Re: What is output from DataSet.print()?

2016-08-03 Thread Stephan Ewen
Hi!

The print() output is usually partitioned in the same way as the previous
operation.
Because your previous operation is the keyBy/window operator, it should be
partitioned following the key selected by the key selector.

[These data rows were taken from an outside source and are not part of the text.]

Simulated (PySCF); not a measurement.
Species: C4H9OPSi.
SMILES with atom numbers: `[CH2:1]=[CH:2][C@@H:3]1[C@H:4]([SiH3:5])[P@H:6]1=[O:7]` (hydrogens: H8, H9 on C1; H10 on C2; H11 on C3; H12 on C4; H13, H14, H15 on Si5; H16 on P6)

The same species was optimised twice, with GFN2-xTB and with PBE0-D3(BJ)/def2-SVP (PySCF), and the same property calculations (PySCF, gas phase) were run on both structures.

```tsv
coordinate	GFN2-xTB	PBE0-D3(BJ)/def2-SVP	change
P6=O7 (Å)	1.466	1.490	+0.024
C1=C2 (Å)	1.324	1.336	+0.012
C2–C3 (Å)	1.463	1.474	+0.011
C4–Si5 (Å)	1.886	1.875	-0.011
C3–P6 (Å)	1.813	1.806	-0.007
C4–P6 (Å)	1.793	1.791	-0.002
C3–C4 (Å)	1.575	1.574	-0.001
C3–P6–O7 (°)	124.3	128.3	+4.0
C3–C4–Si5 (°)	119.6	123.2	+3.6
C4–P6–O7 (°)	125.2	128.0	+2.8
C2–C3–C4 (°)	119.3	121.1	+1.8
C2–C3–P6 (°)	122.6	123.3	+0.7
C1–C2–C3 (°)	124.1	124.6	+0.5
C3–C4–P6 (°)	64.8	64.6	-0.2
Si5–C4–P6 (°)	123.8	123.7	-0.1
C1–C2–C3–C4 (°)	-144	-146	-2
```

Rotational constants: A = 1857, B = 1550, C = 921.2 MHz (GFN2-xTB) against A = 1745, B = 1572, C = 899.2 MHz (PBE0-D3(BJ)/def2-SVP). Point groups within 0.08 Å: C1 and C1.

The Reduce() function gets only called if a window has at least two
elements. If the window has only one element, that single element is the
result of the window and gets printed.

Greetings,
Stephan


On Wed, Aug 3, 2016 at 2:30 AM, Jon Yeargers 
wrote:

> Topology snip:
>
> datastream = 
> some_stream.keyBy(keySelector).timeWindow(Time.seconds(60)).reduce(new 
> some_KeyReduce());
>
>
> If I have a KeySelector that's pretty 'loose' (IE lots of matches) the
> 'some_KeyReduce' function gets hit frequently and some set of values is
> printed out via 'datastream.print()'.
>
> If I have a more stringent KeySelector the 'keyReduce' function never gets
> called but the 'datastream.print()' function still outputs numerous values.
>
> So how are the KeySelector and the output of the datastream.print()
> related? Or are they?
>
>


What is output from DataSet.print()?

2016-08-02 Thread Jon Yeargers
Topology snip:

datastream = 
some_stream.keyBy(keySelector).timeWindow(Time.seconds(60)).reduce(new
some_KeyReduce());


If I have a KeySelector that's pretty 'loose' (IE lots of matches) the
'some_KeyReduce' function gets hit frequently and some set of values is
printed out via 'datastream.print()'.

If I have a more stringent KeySelector the 'keyReduce' function never gets
called but the 'datastream.print()' function still outputs numerous values.

So how are the KeySelector and the output of the datastream.print()
related? Or are they?